The Joyful Art of Hosting

dinner party
You do not have to be a great cook to throw a dinner party.

I consider myself a very amateur chef, but entertaining is one of my greatest passions. I was exposed at a very young age, to the joy and excitement that entertaining brings. I remember watching my Grandmother and Mother throw parties, gathering both friends and strangers around the table. There was always something so magical about watching people create community and culture around a plate of food.

That’s why I consider dinner parties to be the most unassuming, joyful, fulfilling, and profoundly intimate reasons to gather. There’s no need to be fancy and pull out the china. In fact, some of my favorite dinner parties have been unplanned or casual.

And I have thrown my fair share of dinner parties — from just a few friends in my home, to touring with Outstanding in the Field and feeding 200 of our closest friends. Again, I’m no master chef, but I definitely know a thing or two about hosting.

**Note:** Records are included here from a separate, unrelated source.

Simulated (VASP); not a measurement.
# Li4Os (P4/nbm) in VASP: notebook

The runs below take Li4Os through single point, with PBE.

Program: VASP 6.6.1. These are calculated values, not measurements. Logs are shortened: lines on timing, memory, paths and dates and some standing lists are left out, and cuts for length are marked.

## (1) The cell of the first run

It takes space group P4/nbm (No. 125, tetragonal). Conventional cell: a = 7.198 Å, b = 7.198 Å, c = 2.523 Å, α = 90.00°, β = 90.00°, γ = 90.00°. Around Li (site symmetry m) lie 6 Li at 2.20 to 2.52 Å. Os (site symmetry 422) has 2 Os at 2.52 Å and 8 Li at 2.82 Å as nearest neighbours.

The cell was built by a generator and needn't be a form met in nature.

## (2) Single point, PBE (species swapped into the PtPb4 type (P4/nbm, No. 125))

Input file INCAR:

The idea of hosting can be overwhelming, but if you start small, I guarantee that you will be inspired and feel well equipped to start cooking for friends!

Most importantly —

YOU DO NOT HAVE TO BE A GREAT COOK to throw a dinner party.

You simply need to prep.

Preparing for your dinner party is the most important thing you can do to minimize stress and enjoy the party. After all, you aren’t truly a host or hostess if you’re stuck in the kitchen stressing about the food. ;)

So, let’s get started —

Simple Steps for dining al fresco:

  1. Set a date. Depending on the size and formality of your envisioned dinner party, a week is plenty notice for an invitation, and ample time for stress-free prep.
    Things to consider: How much time you need to prep, your social calendar & your friends & RSVP time

  2. Invite your friends, family or strangers (can’t have a party without people!)
    Snail mail, email, evite, phone call, text, tweet, dm, snap, in person… you get the idea.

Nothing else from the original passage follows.